OK. Here's the scoop on how the Big East was formed, courtesy of Wikipedia (
Big East Conference (1979–2013) - Wikipedia, the free encyclopedia):
"The Big East often referred to as the Classic Big East was founded in 1979 after new NCAA basketball scheduling requirements caused the athletic directors of independent schools Providence, St. John's, Georgetown, and Syracuse to discuss the creation of a conference centered in the Northeast.[6] Other schools invited were Seton Hall, Connecticut, Holy Cross, Rutgers, and Boston College, with Rutgers and Holy Cross declining to join.[6] Villanova joined a year later in 1980[7] and Pittsburgh joined in 1982.[8] Before the formation of the conference, many of these schools participated in the ECAC Men's Basketball Tournament in order to receive an automatic bid for the NCAA Men's Division I Basketball Championship."

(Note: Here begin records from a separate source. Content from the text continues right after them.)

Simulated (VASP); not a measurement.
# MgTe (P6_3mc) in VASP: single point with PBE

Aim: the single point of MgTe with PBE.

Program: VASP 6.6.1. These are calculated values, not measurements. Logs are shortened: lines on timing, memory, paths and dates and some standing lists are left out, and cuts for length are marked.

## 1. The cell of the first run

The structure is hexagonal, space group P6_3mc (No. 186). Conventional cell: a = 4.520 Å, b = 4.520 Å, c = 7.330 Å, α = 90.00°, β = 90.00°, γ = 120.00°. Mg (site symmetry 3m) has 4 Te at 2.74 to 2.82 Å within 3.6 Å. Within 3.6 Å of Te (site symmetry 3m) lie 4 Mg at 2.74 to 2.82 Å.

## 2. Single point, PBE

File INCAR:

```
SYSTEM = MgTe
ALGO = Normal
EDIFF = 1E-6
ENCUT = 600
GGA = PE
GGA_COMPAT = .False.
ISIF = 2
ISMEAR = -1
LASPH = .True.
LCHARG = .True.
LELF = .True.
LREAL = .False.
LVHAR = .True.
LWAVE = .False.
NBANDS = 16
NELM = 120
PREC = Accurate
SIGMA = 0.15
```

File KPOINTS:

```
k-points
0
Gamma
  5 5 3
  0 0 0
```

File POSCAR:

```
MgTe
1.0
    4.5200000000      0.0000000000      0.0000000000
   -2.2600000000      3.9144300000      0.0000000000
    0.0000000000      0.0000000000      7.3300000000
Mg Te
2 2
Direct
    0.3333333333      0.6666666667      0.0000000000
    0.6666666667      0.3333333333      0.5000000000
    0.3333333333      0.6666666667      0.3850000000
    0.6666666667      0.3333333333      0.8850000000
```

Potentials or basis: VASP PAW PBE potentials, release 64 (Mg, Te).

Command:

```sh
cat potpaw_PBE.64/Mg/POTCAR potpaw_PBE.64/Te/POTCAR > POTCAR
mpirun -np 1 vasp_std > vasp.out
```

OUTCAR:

So these original schools were either independent, or members of the ECAC, which was hardly a conference. Then:
"About a decade after the conference's inception, Big East members decided to become a major football conference and thus added five schools including Rutgers, Miami, Temple, Virginia Tech, and West Virginia. The inaugural Big East football season launched in 1991.[10] West Virginia and Rutgers joined the Big East as full members in 1995,[11] and Virginia Tech joined as a full member in 2000.[12] Temple remained a football-only member until 2004, when it was voted out of the conference due to poor attendance figures, lack of playing success, and inadequate facilities.[13] The Big East offered Notre Dame a non-football membership effective 1995.[14]"
Then it began to collapse. Boise State applied for membership, etc. Miami left for the ACC. And so it goes.
But the original Big East, the original basketball conference, went back more than three decades, and it wasn't formed by cherry-picking colleges from power conferences. And it is those original conference members whose women's basketball teams are still superb, and contending for championships in several conferences today.